Florists of yesterday have undergone a dramatic transformation through flower stylists into genuine flower artists and floral designers. It is no longer about decorating a room for a fancy party or compiling a bouquet. The flowers have burst into art galleries as a bespoke and natural material for installations and sculptures and even into the streets as a new kind of street art.
London-based floral designer Harriet Parry works with flowers across various artistic disciplines. In her ‘Flower Interpretations’ series she references both contemporary and historical, art, fashion and film, transforming famous works of art into floral masterpieces.
In her compositions inspired by iconic works by Munch, Klimt, Picasso, Degas or Kandinsky she arranges various blooms in a sculptural way that conveys the very essence of the sources of reference and brings them to life.
Lewis Miller, a floral designer from New York and the head of LMD (Lewis Miller Design), chooses to bring flower art to his city in a different way. For his temporary installations aptly named ‘Flower Flashes’ he makes trivial objects in the city streets flourish with colourful blooms. Telephone boxes, street corners, benches, statues and even trash cans are converted into overflowing bouquets.
For his work Miller uses a mixture of fresh stock with post-event flowers bringing second life to this impermanent material. He and his team describe their work as a ‘constant pursuit of beauty’.
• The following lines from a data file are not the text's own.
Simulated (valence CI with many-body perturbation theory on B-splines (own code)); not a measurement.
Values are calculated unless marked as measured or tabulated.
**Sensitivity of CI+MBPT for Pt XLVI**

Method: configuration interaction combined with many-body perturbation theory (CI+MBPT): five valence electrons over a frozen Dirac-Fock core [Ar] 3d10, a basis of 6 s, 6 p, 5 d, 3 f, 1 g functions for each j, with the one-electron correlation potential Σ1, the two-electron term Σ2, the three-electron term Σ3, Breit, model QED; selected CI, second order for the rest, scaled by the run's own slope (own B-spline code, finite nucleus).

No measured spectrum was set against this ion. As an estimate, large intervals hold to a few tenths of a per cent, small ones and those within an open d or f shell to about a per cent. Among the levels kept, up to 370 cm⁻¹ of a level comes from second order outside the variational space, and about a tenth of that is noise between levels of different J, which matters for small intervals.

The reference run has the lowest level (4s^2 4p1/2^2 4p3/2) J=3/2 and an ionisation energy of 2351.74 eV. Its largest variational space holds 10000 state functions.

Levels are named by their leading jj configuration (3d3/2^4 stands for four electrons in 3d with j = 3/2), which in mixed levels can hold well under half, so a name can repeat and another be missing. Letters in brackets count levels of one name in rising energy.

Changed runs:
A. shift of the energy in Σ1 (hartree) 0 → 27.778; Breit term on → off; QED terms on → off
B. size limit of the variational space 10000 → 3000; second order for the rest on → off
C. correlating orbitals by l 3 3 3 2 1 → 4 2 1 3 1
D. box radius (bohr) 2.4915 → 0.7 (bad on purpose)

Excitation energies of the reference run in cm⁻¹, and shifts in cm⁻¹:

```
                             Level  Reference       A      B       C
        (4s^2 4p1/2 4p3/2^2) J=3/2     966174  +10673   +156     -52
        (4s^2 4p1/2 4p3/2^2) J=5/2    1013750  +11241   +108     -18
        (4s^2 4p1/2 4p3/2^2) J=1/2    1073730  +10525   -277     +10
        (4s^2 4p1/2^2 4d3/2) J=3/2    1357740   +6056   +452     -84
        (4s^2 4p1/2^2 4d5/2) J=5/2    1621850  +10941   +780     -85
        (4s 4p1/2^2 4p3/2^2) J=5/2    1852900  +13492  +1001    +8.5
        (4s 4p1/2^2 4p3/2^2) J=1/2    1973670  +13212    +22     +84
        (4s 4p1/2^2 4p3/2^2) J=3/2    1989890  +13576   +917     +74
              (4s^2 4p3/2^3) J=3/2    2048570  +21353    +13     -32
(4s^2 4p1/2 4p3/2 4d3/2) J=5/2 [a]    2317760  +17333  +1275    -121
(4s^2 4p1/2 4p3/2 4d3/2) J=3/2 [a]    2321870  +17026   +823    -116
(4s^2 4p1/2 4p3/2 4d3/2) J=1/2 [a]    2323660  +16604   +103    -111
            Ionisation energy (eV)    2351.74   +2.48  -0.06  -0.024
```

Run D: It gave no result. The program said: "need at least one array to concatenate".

Tokyo-based artist Euglena utilizes even more ephemeral parts of flowers for her artistic purposes. She harvests white fluffy seeds of dandelions to turn them into impossibly delicate sculptures, giving birth to thousands of associations.
These abstract shapes made of fluff can hardly be fully appreciated in photographs for the slightest breath of the wind brings the element of air into perception of these fragile creations.